New applications for residential loans were down by more than a tenth on a week-over-week basis, with refinance activity suffering the biggest setback.
A seasonally adjusted 11 percent decline from one week previous was recorded for the Market Composite Index for the week that ended on July 22.
The weekly index, which is a measure of mortgage loan application volume, was also down 11 percent from the last report without seasonal adjustments.
The Mortgage Bankers Association publishes the index in its
Weekly Mortgage Applications Survey, which is reportedly determined from a 75 percent sampling of all U.S. retail residential mortgage applications.
Seasonally adjusted refinance applications fell 15 percent from the week ended July 15. Refinance share was reduced to 61.1 percent from 64.2 percent one week earlier.
Still, refinance share was wider than 50.6 percent one year earlier.
Purchase-money loan applications slipped 3 percent from one week prior with or without seasonal adjustments. Setting aside seasonal adjustments,
purchase financing activity has increased 12 percent from the same week in 2015.
At 10.1 percent, FHA share was wider than 9.9 percent in the report seven days earlier. FHA share has descended from 13.7 percent in the report from this week last year.
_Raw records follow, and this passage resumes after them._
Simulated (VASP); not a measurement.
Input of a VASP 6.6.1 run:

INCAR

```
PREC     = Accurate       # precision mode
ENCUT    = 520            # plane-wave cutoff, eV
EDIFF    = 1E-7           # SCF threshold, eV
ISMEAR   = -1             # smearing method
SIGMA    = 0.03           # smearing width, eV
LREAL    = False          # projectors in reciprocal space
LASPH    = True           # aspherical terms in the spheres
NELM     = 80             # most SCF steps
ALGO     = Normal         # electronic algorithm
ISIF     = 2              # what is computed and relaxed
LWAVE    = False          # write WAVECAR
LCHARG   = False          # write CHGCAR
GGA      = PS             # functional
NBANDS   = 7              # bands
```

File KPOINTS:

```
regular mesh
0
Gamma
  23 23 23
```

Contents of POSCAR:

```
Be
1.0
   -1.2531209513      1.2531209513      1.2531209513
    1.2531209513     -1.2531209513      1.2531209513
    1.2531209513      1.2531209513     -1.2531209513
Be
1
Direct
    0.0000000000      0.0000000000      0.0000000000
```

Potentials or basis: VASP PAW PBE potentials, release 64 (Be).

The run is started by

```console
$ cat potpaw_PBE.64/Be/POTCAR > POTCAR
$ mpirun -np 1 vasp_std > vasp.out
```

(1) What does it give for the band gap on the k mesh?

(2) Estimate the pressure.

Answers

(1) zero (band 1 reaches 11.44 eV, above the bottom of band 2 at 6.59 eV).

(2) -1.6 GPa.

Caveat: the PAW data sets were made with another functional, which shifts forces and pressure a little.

Another 11.9 percent of applications were for VA mortgages. VA share widened from 11.2 percent and from 10.9 percent during the same period in 2015.
Fixed rates on
jumbo mortgages were 2 basis points less than conforming interest rates. The jumbo-conforming spread swung from a positive 1 basis point and was thinner than the negative 5-basis-point spread 52 weeks previous.
Applications for adjustable-rate mortgages made up 4.7 percent of all applications. ARM share retreated from
5.1 percent in the previous report and 6.6 percent in the year-previous report.